Declassified files prove Netaji did not live in USSR, says UK website
London: The 100 Indian government files declassified by India confirm that Netaji Subhas Chandra Bose did not live in the former Soviet Union in or after 1945, said a UK website set up to chart the last days of the nationalist leader.
The Russian government informed the Indian Embassy in Moscow in 1992 and 1995 there is no record of Netaji being in the Soviet Union in or after 1945, the website bosefiles.info said as it reiterated its claim on December 7 denying that Bose escaped to the Soviet Union in 1945.
The website was set up in London to chronicle the truth about how Bose met his end.
As a maiden disclosure it rendered the speculation among a section of people that he escaped to the Soviet Union instead of perishing after a plane crash in Taipei on August 18, 1945 redundant.
Notes exchanged between the Prime Minister's Office and other union ministries in the mid-1990s uphold the revelation made by bosefiles.info that there were two replies from the Russian Ministry of Foreign Affairs to queries from the Indian Embassy categorically stating its point.
In the first response on January 8, 1992, the Russians said "no information whatsoever is available on the stay of the former President of the Indian National Congress, Netaji Subhas Chandra Bose, in the Soviet Union in 1945 and thereafter".
In the second response dated October 27, 1995, the Russians reiterated "no information has come to light on the stay of Subhas Chandra Bose on the territory of the former USSR in 1945 and in subsequent years".
Ashis Ray, Netaji's grandnephew and creator of website bosefiles.info, reacted, "The confirmation from the declassified Indian government files is gratifying. It proves the website has been on the right track from day one".

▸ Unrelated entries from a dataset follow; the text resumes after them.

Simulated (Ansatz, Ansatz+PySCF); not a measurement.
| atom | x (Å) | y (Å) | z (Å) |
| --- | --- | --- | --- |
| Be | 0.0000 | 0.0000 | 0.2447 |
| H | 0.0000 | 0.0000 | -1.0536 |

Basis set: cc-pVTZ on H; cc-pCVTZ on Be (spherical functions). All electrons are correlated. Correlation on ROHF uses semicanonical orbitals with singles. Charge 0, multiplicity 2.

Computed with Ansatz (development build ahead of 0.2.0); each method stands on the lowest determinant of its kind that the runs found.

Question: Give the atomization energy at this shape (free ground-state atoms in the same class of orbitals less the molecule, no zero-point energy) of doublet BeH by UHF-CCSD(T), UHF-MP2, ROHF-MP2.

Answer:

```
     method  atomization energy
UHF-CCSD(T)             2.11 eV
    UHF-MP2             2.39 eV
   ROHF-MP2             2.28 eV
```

Mr Ray added, "Nothing in the 100 files released by Modi contradicts the facts collated and posted on bosefiles.info and no file anywhere in the world ever will. We are dealing with truth and nothing but the truth".
Netaji died in an air crash in Taipei on August 18, 1945, according to documents that form part of 100 secret files, comprising 16,600 pages which were made public by Prime Minister Narendra Modi on Netaji's 119th birth anniversary on Saturday.